Version Control and Documentation with GitHub
Dr. Maximilian Hindermann
April 19, 2024
Program
- 0900-0915 Introduction
- 0915-0930 Version control with Git
- 0930-1000 Git(Hub) core concepts and live demo
- 1000-1015 Primer on documentation
- 1015-1045 GitHub documentation and best practices
- 1045-1100 Q&A
About us
- Email: rise@unibas.ch
- Web: https://rise.unibas.ch/
- GitHub: https://github.com/RISE-UNIBAS
Today’s goal
- Get you in a position to decide if Git(Hub) is relevant to your work.
- Get you in a position to start writing great documentation.
- Understand how using version control and documentation can be used to:
Version control with Git
What is Git?
- Git is a distributed version control system (VCS).
- A VCS is “a system that records changes to a file or set of files over time so that specific versions can be recalled later” (Chacon & Straub 2014: 10).

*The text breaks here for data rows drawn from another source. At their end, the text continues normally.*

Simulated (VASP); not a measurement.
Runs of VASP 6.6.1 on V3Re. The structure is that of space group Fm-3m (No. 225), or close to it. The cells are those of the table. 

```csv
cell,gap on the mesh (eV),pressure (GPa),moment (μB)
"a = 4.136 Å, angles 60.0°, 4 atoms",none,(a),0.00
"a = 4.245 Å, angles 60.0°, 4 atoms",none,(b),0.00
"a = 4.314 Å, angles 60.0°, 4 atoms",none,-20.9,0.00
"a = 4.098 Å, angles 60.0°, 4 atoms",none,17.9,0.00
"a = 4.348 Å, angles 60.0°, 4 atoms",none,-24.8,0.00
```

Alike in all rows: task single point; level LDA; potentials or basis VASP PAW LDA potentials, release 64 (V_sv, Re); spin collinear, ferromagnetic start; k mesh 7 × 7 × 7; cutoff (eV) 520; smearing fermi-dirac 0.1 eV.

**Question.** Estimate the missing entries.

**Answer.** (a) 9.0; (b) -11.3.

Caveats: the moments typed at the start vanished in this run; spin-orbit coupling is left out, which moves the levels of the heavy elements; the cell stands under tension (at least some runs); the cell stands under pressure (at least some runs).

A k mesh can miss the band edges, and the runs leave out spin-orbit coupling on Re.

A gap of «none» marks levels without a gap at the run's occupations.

- Git is very well suited for text-like data such as code, but of course also for text-like data such as:
- an ALTO-XML file encoding the transcript of a medieval manuscript
- a CSV file recording numerical weather data for Basel
- a JSON-LD file containing a Tropy database
- an SVG file of a research project’s fancy new logo
- a TXT file containing a novel from Project Gutenberg
- Git is less well suited for binary data such as audio data, images or video (changes in these files are opaque), especially if these files are large (>100MB); use Git Large File Storage extensionin such cases.
Local version control
- Solves the problem of error-prone manual versioning of files.
Centralized version control
- Solves the problem of how to work on the same files together on different computers.
Distributed version control
- Solves the problem of being dependent on central server for work and backup.
Using Git
After installation on your computer, you can use Git:
- via the command line
- via one of many GUI-clients
- via most common IDEs
Git repository hosting services
But where do I host my Git repository? Do I have to configure a server myself?
- No. In practice, most users rely on a commercial Git repository hosting service such as GitHub, GitLab, Bitbucket, or others.
- Git repository hosting services do not replace but extend Git!
GitLab at Unibas
In contrast to GitHub, GitLab can be installed on your own infrastructure (e.g., required for sensitive data).
There are several GitLab instances at Unibas but none run as official university-wide service:
National infrastructure
Switch offers a GitLab instance, c4science supports Git:
Git(Hub) core concepts
Connect to GitHub
There are various ways in which you can interact with GitHub. In this course, we limit ourselves to the following:
- The web-interface on https://github.com/ in your browser.
- GitHub Desktop.
Task 2
Please install GitHub Desktop on your machine.
If you want to use your IDE instead of GitHub Desktop, you are free to do so, but we can only offer limited support, namely for PyCharm or RStudio.
Repository
A repository is the most basic element of GitHub. They’re easiest to imagine as a project’s folder. A repository contains all of the project files (including documentation), and stores each file’s revision history. Repositories can have multiple collaborators and can be either public or private.
From GitHub glossary/repository
Task 3: Create a repository on with the GitHub web-interface
- read the documentation on how to create a new repository with the GitHub web-interface
- create a new public “test”-repository and include a README file with the web-interface
Commit
A commit, or “revision”, is an individual change to a file (or set of files). When you make a commit to save your work, Git creates a unique ID (a.k.a. the “SHA” or “hash”) that allows you to keep record of the specific changes committed along with who made them and when. Commits usually contain a commit message which is a brief description of what changes were made.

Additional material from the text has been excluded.